Nikolas Keckhut, Master’s student, University of Strasbourg – Jagiellonian University

Although the issue of environmental migration is struggling to move beyond public debate and into the legal sphere, it has surprisingly made its way into the European Parliament’s debates on the revision of the Qualification Directive. The latter is the main European instrument for international protection, i.e. refugee status and subsidiary protection (Art. 2(a) of the Directive). Its revision, which ran from 2017 to 2024, took place in the aftermath of the so-called ‘migration crisis’ and the adoption of the Paris Agreement in 2015. Inspired by pre-existing models, three main lines of proposals were put forward during discussions within the Committee on Civil Liberties, Justice and Home Affairs (LIBE). This post will illustrate these proposals and assess the outcome of the debate, arguing that promising proposals have been put forward by legislative actors, and that the ultimate failure of any progress is above all a political failure rather than a legal one.

LIBE Committee proposals 

The first proposal, coming from the members of the Greens, suggested that Member States of the European Union (EU) should be encouraged to develop their own legislation on the issue of environmental migration. While this had the merit of including environmental migration in a key text of the European asylum system, it merely reproduced an essential component of the Common European Asylum System (CEAS) authorising ‘other national humanitarian statuses’ (Proposal for a Qualification Regulation, Art 3). Thus, such a measure, if adopted, would not have improved protection, besides being a mere encouragement and not a binding provision.
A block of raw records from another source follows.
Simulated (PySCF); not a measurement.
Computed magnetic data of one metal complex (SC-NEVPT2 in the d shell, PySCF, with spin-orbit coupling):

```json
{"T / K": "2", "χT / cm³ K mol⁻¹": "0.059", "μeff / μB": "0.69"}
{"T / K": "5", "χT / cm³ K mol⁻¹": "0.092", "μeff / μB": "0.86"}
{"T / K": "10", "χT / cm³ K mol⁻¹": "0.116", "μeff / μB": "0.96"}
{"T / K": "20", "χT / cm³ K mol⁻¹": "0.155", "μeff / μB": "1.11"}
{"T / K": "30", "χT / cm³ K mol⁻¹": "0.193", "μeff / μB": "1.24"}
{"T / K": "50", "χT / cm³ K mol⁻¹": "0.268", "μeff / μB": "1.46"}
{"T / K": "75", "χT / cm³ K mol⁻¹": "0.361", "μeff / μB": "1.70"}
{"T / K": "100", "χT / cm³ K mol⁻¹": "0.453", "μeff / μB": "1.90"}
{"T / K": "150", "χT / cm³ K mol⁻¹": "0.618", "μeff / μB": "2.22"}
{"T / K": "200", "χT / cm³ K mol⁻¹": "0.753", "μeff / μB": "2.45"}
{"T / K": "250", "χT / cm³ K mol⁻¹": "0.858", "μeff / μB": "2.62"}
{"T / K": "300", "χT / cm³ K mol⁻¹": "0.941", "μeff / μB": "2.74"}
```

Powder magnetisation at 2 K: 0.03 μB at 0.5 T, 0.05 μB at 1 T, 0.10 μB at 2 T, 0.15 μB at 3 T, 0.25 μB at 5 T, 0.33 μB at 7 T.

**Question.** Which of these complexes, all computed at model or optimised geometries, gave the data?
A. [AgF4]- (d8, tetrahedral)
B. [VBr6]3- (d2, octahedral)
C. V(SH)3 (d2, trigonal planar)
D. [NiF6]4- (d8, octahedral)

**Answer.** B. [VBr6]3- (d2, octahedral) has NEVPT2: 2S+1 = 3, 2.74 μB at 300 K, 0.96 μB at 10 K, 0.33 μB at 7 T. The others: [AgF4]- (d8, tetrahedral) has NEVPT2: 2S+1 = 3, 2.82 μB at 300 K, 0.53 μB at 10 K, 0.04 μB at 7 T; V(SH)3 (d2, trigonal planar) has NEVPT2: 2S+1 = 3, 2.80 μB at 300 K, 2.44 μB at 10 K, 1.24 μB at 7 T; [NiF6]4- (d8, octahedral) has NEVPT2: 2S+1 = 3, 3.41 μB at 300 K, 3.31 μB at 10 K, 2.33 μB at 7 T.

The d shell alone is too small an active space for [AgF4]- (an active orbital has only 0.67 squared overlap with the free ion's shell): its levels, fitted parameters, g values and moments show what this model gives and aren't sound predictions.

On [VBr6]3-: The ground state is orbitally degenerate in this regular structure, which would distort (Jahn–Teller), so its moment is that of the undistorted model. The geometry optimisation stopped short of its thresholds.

Secondly, the rapporteur (Socialists & Democrats) and other left-wing Members of the European Parliament (MEP) tabled amendments proposing that the concept of ‘public order’ within the third subsidiary protection should include situations of environmental disaster. Those amendments were inspired from the African Union’s Refugee Convention, which creates an ‘extended refugee definition’ at Article 1(2) by adding ‘public order’ to the criteria set out in the Geneva Convention on Refugees. Although never used for environmental reasons, a broad interpretation of the concept of ‘public order’ could theoretically enable the inclusion of environmental issues, thus providing a viable option. 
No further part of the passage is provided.